Why I Love To Travel — It Matters
Long before I ever became a travel advisor I loved to travel. I traveled for work, I traveled for fun, I traveled whenever I could make the time and money align. While people would comment on how much I traveled (especially for work) no one ever asked why I loved it. I suppose it seemed self-explanatory. After all, enough folks say they love to travel that it doesn’t really seem to require a justification, a rationale, or as my 4 year old self would say, a “cuz why”.

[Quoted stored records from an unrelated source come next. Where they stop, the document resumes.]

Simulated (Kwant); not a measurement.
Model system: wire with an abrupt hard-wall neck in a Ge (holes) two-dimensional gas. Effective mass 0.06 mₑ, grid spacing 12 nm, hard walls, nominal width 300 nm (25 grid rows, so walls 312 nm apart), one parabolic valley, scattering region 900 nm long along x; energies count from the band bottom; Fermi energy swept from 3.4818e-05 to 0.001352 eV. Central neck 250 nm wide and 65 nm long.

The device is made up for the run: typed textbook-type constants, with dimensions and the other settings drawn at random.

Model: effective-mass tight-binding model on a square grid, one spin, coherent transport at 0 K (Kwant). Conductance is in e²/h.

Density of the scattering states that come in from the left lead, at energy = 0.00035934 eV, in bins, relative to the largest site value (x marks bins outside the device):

Having joined the travel industry some years ago now, I have found that there are as many different “cuz why’s” as there are individuals. People love to travel to escape, to have new adventures, to one-up their friends (yes I said it), to see the things they have only read about, etc, etc. It’s not my gig to question or second guess, just to understand their motivation. After all, why you want to travel will form the basis of what you need the experience to be to enjoy it. As a travel advisor, seems like something I should know about my clients. So I’m really not being nosy :).
In 2020 a survey found that 95% of people planned to travel in the next 15 months
To level the field a bit, let me tell you my “cuz why”. It shapes how I view travel as much as anything else does.
When I was in high school in a Boston Public High School, I was lucky to be in a magnet school, an “International” school that was the smallest public high school in the city where foreign language was a required course to graduate. Truth be told, it was the closest high school to my house so it was more out of sheer convenience than anything else. We actually had a teacher who part of their job was to find summer abroad programs that we could apply to for scholarships. Now I don’t know you, and maybe your crowd had passports before they could walk and expected summer in Europe, but in my crowd I was pretty cool because I had been all the way to Pennsylvania. Nothing against Philly and all, but not exactly the be all and end all as far as travel goes. So to cut to the meat, through a confluence of events I ended up in Zacatecas, Mexico for 6 weeks between my junior and senior year with a group of kids from all over the U.S.
So now to my “cuz why”. I learned on my first day with my host family that not everyone has soda in their fridge. Hell even as a poor kid in Boston I had Mountain Dew on a daily basis. But when I was asked what I wanted with my lunch, I, figuring they might not have Mountain Dew in the house, just asked for a soda. Any soda would do really. I didn’t really understand what was going on when a conversation ensued and my 8 year old host family brother shot out of the house to the corner bodega, but I got clear pretty quickly when everyone else was drinking water or rehydrated milk and I was the only one with a soda.
Over those six weeks I came to understand that a poor kid from an inner-city public school still had so many advantages over families in other parts of the world that weren’t even considered poor by their standard. To say my mind was completely blown is an understatement. My chip, which I carried very firmly on my shoulder all over Boston, also got knocked around a bit as I realized that even at the bottom I was better off than many.
It would take another 7 years before I truly understand that I had to create my own reality, which through sheer unwillingness to back down (and a well-timed move to DC) was the beginning of changing the trajectory of my life. So today, 35 years after that trip to Mexico, you have the person you see before you (metaphorically of course). A you-get-what-you-pay-for headshot, a successful owner of multiple business that allow me to live my passion, and a concrete belief that travel changes people. It might change your thought about a specific historical event, or a culture, or where you fit into the global reality. But one way or the other, you cannot come back the same as you left.
So that is why I love travel. I believe in travel as a conduit to change. And I believe in you as travelers and your ability to absorb the small details of what you see and experience, and that they then become part of you. So on your next trip take a moment and just savor it. For me, and for all those that will never get to wherever you are standing in that moment.